Angola poised to abandon currency peg against dollar
Angola is to abandon the kwanza currency peg against the US dollar, joining a long list of oil producers that have floated or depreciated currencies to end dollar shortages caused by sliding oil prices.
Scrapping the dollar peg indicates that the central bank will allow the currency to float freely, and commercial banks would no longer be subject to an agreement with the central bank not to bid for dollars above 78.
Angola relies on oil for almost 90 percent of its income, meaning the country's foreign exchange market is extensively subject to the oil price fluctuations. The country devalued its currency by 4 percent to 78 to the dollar in April due to its shrinking dollar reserves and started to limit dollar sale in May.
The country devalued its currency by 4 percent to 78 to the dollar in April due to its shrinking dollar reserves and started to limit dollar sale in May.
Angola's compelling decision to float its currency to revive the economy leads to the debate about the excessive power of the petrodollar and the very dollar hegemony.
To circumvent US dollar trade, the world's leading crude exporters, such as Russia, Venezuela and Iran are ready to accept China's gold-yuan-oil scheme, part of China's upcoming oil futures contract.

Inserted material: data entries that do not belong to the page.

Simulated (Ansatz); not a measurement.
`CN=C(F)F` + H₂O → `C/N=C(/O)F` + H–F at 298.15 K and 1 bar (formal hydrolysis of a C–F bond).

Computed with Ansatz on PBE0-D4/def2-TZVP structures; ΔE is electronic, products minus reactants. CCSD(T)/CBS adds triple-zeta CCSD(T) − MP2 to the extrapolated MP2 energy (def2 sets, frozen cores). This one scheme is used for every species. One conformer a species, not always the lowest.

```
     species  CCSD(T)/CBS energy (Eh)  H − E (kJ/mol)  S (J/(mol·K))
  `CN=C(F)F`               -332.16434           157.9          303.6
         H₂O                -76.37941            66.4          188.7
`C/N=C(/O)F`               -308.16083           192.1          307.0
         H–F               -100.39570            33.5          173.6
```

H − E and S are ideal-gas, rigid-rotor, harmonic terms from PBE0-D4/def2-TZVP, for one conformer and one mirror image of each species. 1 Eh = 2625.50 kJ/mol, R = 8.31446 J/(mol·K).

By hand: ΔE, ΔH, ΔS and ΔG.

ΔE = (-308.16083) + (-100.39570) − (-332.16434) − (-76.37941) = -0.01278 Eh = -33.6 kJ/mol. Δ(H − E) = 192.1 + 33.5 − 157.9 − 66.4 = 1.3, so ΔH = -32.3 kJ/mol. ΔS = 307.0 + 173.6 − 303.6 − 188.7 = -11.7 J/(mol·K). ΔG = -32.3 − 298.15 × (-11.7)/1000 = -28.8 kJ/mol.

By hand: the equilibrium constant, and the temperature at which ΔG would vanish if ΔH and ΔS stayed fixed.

Angola shipped 27.1 million tons of oil to China in the first half of 2017, making it China's second-largest oil supplier, according to energy consultancy Wood Mackenzie.
Angola's Finance Minister Archer Mangueira said late Wednesday that he would also “renegotiate our debt with our main partners throughout 2018.”
Analysts said that Angola is most likely to focus on talks with China, one of the country's major external creditors.
Meanwhile, China's expected growth in oil consumption may prompt Angola to accept pricing oil in yuan.